Free speech should be free

Jake Tapley

Ever since I came to USI, I have had trouble with the notion of a free speech zone.

Sure, I appreciate  the university caring enough about student interests to designate an area for personal expression, and I recognize its efforts in maintaining a security presence to help regulate and keep order.

But I feel we are still being denied on a fundamental level.

In the fall semester, when a couple of religious extremists occupied the free speech zone for several days, drawing a crowd and stirring up a bit of controversy, USI kept security on-site until the situation resolved.

I commend the university for operating with awareness and dedication in times like these.

However, I can’t help but think  this isolated incident could have been avoided and the effort could have been better spent elsewhere had there not been a free speech zone in the first place.

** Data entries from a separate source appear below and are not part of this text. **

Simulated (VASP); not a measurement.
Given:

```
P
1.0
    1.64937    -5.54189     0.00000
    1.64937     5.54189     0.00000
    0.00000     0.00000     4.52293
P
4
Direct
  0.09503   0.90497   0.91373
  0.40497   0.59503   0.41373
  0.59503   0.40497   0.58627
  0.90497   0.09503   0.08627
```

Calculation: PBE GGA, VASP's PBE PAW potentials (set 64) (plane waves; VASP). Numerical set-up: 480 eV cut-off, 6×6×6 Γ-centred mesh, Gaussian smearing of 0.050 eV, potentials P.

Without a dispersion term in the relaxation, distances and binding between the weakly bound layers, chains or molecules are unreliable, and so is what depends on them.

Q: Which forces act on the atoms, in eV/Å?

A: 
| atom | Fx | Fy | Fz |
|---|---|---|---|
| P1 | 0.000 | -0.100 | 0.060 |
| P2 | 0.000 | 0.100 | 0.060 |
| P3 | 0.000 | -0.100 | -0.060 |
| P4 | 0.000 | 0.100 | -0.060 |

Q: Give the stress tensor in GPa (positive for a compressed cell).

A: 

In theory, what a free speech zone is supposed to do is minimize damages by limiting accessibility of expression.

On USI’s campus, these limitations exist within the grass between the Orr Center and the University Center East.

However, what it ultimately ends up doing is taking the damages and concentrating (or, in some cases, exploiting) them.

Think about it.

If the evangelists last year had the opportunity of speaking their minds anywhere on campus, they wouldn’t have garnered as prominent of a following.

But it’s not even about making things easier for the university. What it really comes down to is making things ideal for the students.

This means freedom of speech should be treated the way it is treated anywhere else – as a normal part of daily life – with consideration and attention.

Don’t make it out to be some special ability reserved for some special occasion. There doesn’t even need to be an occasion.

That’s kind of the point.

When we realize that people will say what they say and do what they do, we will start to care a little less. We will move forward.